What’s a broker’s job in a testing world?
What’s a broker’s job in a testing world? | Insurance Business America
What’s a broker’s job in a testing world?
They have “a fundamental role” to play, says global CEO
“We, as a broking community, it is our pivotal role to be part of that solution, that’s our job, that’s what we do,” said Nick Cook (pictured above), CEO of BMS Group.
London-based Cook was answering questions from Insurance Business during his recent visit to Australia. IB asked about the current challenges to doing business, including the economic doom and gloom of higher interest rates and inflation.
“It’s not just economics that’s impacting the insurance business,” said the global boss. “There’s the geopolitical situation potentially developing in Asia – where obviously there’s been less than helpful rhetoric from certain parts – and clearly, what’s going on with Russia and Ukraine has an impact.”
However, he said this economic and geopolitical situation, like those before it, creates both challenges and opportunities. Cook referred to the 2008 global financial crisis, the terrorist attack on the World Trade Center, international conflicts and the energy crisis to illustrate the differing impacts on stock markets and economies around the world.
The “counter cyclical” insurance business
Cook said the effects on the insurance industry, in some ways, tend to be contrary to other economic impacts.
“Actually, what happens in the insurance industry is it’s incredibly resilient and it’s actually counter cyclical,” he said. “In times of crisis, buyers of insurance tend to buy more and banks and regulators also make organizations and corporations buy more insurance and take less risk on their balance sheet.” As a result, said Cook, insurance plays “a fundamental role in resolving that risky world.”
The BMS CEO said that appeals to investors.
“From an investor’s perspective, because of that resilience and because of that counter cyclical nature of our business, there are still vast quantities of capital that’s looking to invest in insurance, in particular in insurance distribution,” said Cook.
“Interestingly,” there’s less interest from investors in the underwriting side of the insurance business, he said. However, from Australia to the UK, Cook said capital is looking to invest in insurance.
“I’m talking sovereign wealth funds, private equity, pension funds – and this is global,” said Cook. “There is no shortage of dry powder and capital that is looking to invest in insurance distribution and they’re not worried about the economic outlook or the geopolitical outlook.”

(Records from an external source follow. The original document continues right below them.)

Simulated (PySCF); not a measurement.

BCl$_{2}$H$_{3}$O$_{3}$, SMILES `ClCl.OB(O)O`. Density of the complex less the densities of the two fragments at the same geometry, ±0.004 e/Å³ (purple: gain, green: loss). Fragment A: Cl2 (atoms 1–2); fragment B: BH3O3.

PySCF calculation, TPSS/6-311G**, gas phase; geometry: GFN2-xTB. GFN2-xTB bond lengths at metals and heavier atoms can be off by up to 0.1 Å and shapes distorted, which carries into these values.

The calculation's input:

However, Cook didn’t underplay the often devastating impacts of current economic challenges on everyday people.
“When you slightly change the lens and look at this from a more personal perspective, clearly, at a family level anyway, this is creating enormous problems,” he said.
Cook pointed to inflation, rising interest rates, the increasing cost of energy and commodities including gas, electricity and food as a result of Russia’s invasion of Ukraine.
“So from a personal perspective that’s having big impacts on a family’s ability to spend, feed themselves and keep warm, but, from a business perspective, it’s actually the opposite,” he said.
How do you find a market for climate change risks?
Cook agreed that the recent frequency of natural catastrophes around the world is impacting the insurance business like no other challenge before.
“The short answer is ‘yes’ [they are],” he said. “I would challenge anyone that argues against the evidence that is clearly presenting itself in terms of the world’s climate is changing, has changed, period, full stop and that is presenting enormous challenges.”
He said the greatest challenge to the insurance industry is finding ways to make money underwriting nat cat risks.
“Can you make returns for your shareholders when you have this severity?” he said. “What keeps me awake at night is the fact that we’ve got clients that need to buy flood, they need to buy hurricane cover and if we don’t have a market, we haven’t got a solution.”
Cook said part of the solution is for brokers to bring in new capital, from Lloyd’s, Bermuda or elsewhere.
“Everyone is screaming for new forms of capital and new forms of underwriting risks to be brought to the table to deal with these issues,” he said. “It’s now got to the stage [in Australia with flood risks] where companies, businesses and individuals are having to self-insure and that’s not good for the industry and it’s certainly not good for businesses.”
A tale of two sides
The “two sides” of the world’s current challenges, he said, have created an abundance of opportunities for some and suffering for others. The purpose of the insurance broker, he said, is to find solutions.
“As we’re presented with new risks our job is to innovate, adapt, come up with new solutions, new capital and bring that to the market to ease people’s pressure,” said Cook. “That’s the entire purpose of our being, that’s why we’re here.”